About the author(s):
Katharine Fortin is an Associate Professor at Utrecht University where she teaches IHL and IHRL. Before joining Utrecht University, she worked at the ICTY, ICC and Norton Rose Fulbright. She is the author of The Accountability of Armed Groups under Human Rights Law (Oxford University Press, 2017) which won the 2018 Lieber Prize. She has written widely about the framework of law that applies to armed groups in non-international armed conflicts and is one of the editors of the Armed Groups and International Law blog.
In June 2012, the Institute for the Study of War published a comprehensive report into the structure and strength of Syria’s insursency. The report, Syria’s Maturing Insurgency, examines the increasing effectiveness of Syria’s armed opposition which it numbers at 40,000.
The report makes particularly interesting reading when analysing the fighting in Syria in relation to whether it meets the threshold of a non-international armed conflict. The signficance of the violence in Syria reaching this threshold is that it would trigger the application of international humanitarian law and enable violations by both government forces and the Assad-opposition able to be prosecuted as ‘war crimes’.

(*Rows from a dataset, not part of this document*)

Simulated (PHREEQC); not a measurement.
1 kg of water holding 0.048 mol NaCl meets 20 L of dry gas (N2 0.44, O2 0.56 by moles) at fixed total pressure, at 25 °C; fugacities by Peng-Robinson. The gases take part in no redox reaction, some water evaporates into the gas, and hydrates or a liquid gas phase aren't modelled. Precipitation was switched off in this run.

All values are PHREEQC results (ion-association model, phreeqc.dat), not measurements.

It has long been established by case law from the international criminal tribunals that three factors are important when analysing whether a particular situation of internal unrest has reached a level of ‘non-international armed conflict’: (i) the intensity of the violence (ii) the protractedness of the violence (in practice (i) and (ii) are mainly analysed together) and (iii) the organisation of the armed opposition group.
In relation to Syria, there has been a notable reluctance among public figures to designate the violence in Syria as a non-international armed conflict. Just this week when Navi Pillay urged the United Nations Security Council to refer the situation to the International Criminal Court, she said that the evidence pointed to the commission of ‘crimes against humanity’. Her designation of the violations as crimes against humanity rather than war crimes, seems to indicate a view on the part of the OHCHR that the conflict in Syria may not yet have reached the threshold of a non-international armed conflict.
When looking at three pronged threshold test that has been set out by case law of the international tribunals, it seems clear that the violence in Syria meets the level of ‘intensity’ and ‘protractedness’ required for a non-international armed conflict. Without rehearsing the case law from the ICTY fully here, there seems ample evidence that the violence in Syria demonstrates a pattern of violence over a significant duration that sets it apart from a situation of ‘isolated or sporadic acts of violence’. This is confirmed by the number of Syrian forces which have been mobilised against the insurgency, the choice of weapons employed, the attention given to the conflict by the United Nations Security Council, the high number of civilians which have been displaced, the high number of civilian casualties, the extensive destruction of houses and properties, the besieging and blockading of towns and the control of territory by the rebel forces. All these factors have been deemed by the ICTY as strong indicators that a situation of violence has reached the level of intensity required for a non-international armed conflict.
Where then is the sticking point? The sticking point is likely the third limb of the threshold test: the organisation requirement. This requires that in order for there to be an non-international armed conflict to which international armed conflict applies, there is a discernable enity which is able to bear obligations under international humanitarian law. In the Boskoski and Djordjevic cases, the ICTY trial chambers have noted five broad categories of indicators which will be taken into account when a group’s organisation is assessed: (i) factors signalling the presence of a command structure; (ii) factors indicating that an armed group can carry out operations in an organized manner; (iii) factors indicating a level of logistics; (iv) factors relevant to determining whether an armed group possessed a level of discipline and the ability to implement the basic obligations of Common Article 3; and (v) factors indicating that the armed groups is able to speak with one voice.
Until now, many of these factors have been lacking from the Syrian opposition. Ever since the beginning of the uprising, the rebel forces in Syria have been presented as a force struggling with significant internal dissent. This was starkly illustrated early this week when the Cairo-organised summit descended into chaos and demonstrated considerable fractures among the FSA’s highest leadership.
The ISW report is a helpful document when assessing how close the Syrian rebels might be to constituting an ‘organisation’ for the purpose of international humanitarian law. The report is particularly insightful on the simulaneous expansion and de-centralisation of the Syrian insurgency. For example, the report estimates that the approximately 40,000 active fighters in the Syrian opposition derive from the composite estimates of 300 different rebel units operating in Syria. Such internal fragmentation clearly poses significant challenges to the establishment of unity and discipline among fighters.
The report also identifies the development of provincial military councils within the FSA as holding the greatest potential for improving the Syrian insurgency’s potential to establish order and unity. According to the report, the potential of the regional ground-up structures stand in stark contrast to the external opposition groups like the Syrian National Council and even the FSA headquarters in Turkey. The report also contains a section on the challenge of maintaining discipline within the insurgent ranks.